Sunday Sanctuary: My Creativity Mothers Me

One of the first mothers I connected to in book form was Helen Belden – aka Moms – in the Trixie Belden mystery series. The first six books were written by Julie Campbell between 1948 and 1958 and what I loved was that picture-perfect Americana image of a housewife and mother: nurturing, loving, nourishing, and supportive while also fierce in the way she cared for her family and her children’s friends.

Helen Belden also excelled in creative ways: gardening, canning, sewing, cooking, and painting. She was in many ways the embodiment of what I envision when I think about honoring the art of creative living.

While I have loved other literary mothers in my readings over the years, my mind continues to go back to Helen Belden for this simple reason: in the way she was the perfect mother to remind me that my creativity also mothers me.

Yes, you read right: my creativity mothers me. All the ways in which I see Helen Belden as the quintessential Americana mother character, my creativity does that for me as well.

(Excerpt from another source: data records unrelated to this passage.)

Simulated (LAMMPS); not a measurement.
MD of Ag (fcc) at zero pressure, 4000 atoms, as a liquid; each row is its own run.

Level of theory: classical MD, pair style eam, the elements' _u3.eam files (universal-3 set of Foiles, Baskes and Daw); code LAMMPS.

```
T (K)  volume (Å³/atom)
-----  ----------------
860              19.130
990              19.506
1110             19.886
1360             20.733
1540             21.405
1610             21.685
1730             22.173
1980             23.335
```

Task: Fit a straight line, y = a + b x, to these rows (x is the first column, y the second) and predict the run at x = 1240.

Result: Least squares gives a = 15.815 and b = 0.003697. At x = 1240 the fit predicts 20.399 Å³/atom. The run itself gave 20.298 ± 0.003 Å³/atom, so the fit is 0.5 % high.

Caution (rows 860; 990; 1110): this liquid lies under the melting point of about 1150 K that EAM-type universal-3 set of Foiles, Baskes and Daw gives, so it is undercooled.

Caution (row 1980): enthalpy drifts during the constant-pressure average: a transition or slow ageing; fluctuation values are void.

When I am in need of feeling nurtured, all I need to do is to reach for my journal and a favorite pen. Allowing my thoughts and emotions to flow on the page soothes me and reaches a part of my soul that not much else does.

When my thoughts turn to love, loving others, and loving myself, I turn to the ways in which creating a home holds me. I crawl into my favorite leather chair, pull a blanket over my legs, and read a book when I need the comfort of a loving touch. I tidy up the house, tend to John’s wardrobe, or gather food for meals when I want to be loving towards others. And when I want to love myself, my creativity saves me again: back to the page, to the garden to snip daffodils for tiny vases, or sing in the shower as warm water cascades across my body.

When my body needs nourishment, I turn to the ways in which simple ingredients can be artfully combined to create a meal. When my soul needs nourishment, I seek the words of poets and philosophers across the ages, reveling in the ways their use of their talents feed my heart. When my mind is in need of nourishment, I read yet more words and then take it back to the page to help me puzzle out what a character or piece of research makes me think about more deeply.

When I am in need of feeling supported, my creativity never fails me. I can sing and dance around the house, lifting my spirits. I can turn to other creative friends and share what I’ve made. I can simply walk through my own home, admiring the art we’ve chosen and how the placement of furniture provides a warm and welcoming space.

My creative life saves me in a myriad of ways, so as I’ve begun to see the ways in which it mothers me, it’s easier to devote myself to the pursuit of it.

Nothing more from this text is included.